On Wednesday, the Supreme Court will hear oral arguments for Equal Employment Opportunity Commission v. Abercrombie & Fitch, a labor case that could have a huge effect on American workers. It examines whether employees must explicitly ask their bosses for religious accommodation in order to be protected by federal anti-discrimination laws. The court’s decision could affect disabled and pregnant workers, too.

The case traces its origins back to 2008 when Samantha Elauf, then 17, applied for a job at Abercrombie & Fitch, the fashion retailer known for its restrictive “look policy.” (The policy has been criticized before as discriminatory against black, Latino and Asian workers.) Ms. Elauf’s interviewer liked her but thought the company might not hire her because she wore a hijab, a headscarf worn by some Muslim women. A senior supervisor rejected the application. The official reason: The headwear clashed with the company’s dress code, which is based on “the preppy look of the Ivy League.”

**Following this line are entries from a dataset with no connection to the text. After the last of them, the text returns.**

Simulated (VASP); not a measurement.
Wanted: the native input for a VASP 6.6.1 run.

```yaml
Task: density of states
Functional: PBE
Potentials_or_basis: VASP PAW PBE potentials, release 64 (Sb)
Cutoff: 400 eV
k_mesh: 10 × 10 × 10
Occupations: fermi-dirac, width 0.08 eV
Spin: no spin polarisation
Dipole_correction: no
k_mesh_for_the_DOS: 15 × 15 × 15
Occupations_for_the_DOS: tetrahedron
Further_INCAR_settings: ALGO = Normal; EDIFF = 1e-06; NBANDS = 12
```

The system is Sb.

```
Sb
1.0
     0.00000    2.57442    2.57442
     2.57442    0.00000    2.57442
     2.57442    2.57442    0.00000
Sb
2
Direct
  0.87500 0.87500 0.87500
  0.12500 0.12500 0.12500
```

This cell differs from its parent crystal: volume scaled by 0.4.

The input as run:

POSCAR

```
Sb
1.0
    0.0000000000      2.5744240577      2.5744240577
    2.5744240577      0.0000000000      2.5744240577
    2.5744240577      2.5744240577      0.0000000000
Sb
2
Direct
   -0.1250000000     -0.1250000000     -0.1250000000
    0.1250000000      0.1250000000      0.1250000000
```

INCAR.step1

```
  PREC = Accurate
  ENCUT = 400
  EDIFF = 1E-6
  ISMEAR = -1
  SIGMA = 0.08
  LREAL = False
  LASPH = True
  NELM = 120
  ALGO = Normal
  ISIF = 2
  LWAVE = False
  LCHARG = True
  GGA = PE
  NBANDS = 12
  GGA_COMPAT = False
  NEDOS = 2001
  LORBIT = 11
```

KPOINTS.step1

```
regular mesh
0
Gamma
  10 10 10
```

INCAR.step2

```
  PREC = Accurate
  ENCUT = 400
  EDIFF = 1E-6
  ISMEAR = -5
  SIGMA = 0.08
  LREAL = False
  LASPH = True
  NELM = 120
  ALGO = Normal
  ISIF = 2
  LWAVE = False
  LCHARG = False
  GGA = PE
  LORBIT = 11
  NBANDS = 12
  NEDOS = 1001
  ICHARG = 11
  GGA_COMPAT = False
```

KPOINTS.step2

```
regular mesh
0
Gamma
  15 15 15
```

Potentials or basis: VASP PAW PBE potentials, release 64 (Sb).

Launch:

The EEOC sued Abercrombie on grounds of religious discrimination. A federal District Court in Oklahoma ruled in favor of the agency, but the decision was overturned on appeal in 2013 when an appellate judge in Denver ruled it was Elauf’s responsibility to ask for a religious accommodation. The judge reasoned that, because Elauf never told the interviewer she wore the headscarf for religious reasons, Abercrombie could not have known it needed to accommodate her.

The Supreme Court will clarify where the responsibility lies. It could decide that it’s up to employers to address potential conflicts of this sort. If that happens, the Court’s ruling could extend to disabled people and pregnant women, other classes granted protections and accommodations under the EEOC. A decision in favor of Abercrombie could shift responsibility to employees to raise any potential need for accommodations.

“It would be a change in practice if the court sides with Abercrombie,” says Lucretia Clemons, a partner in Ballard Spahr’s Philadelphia office.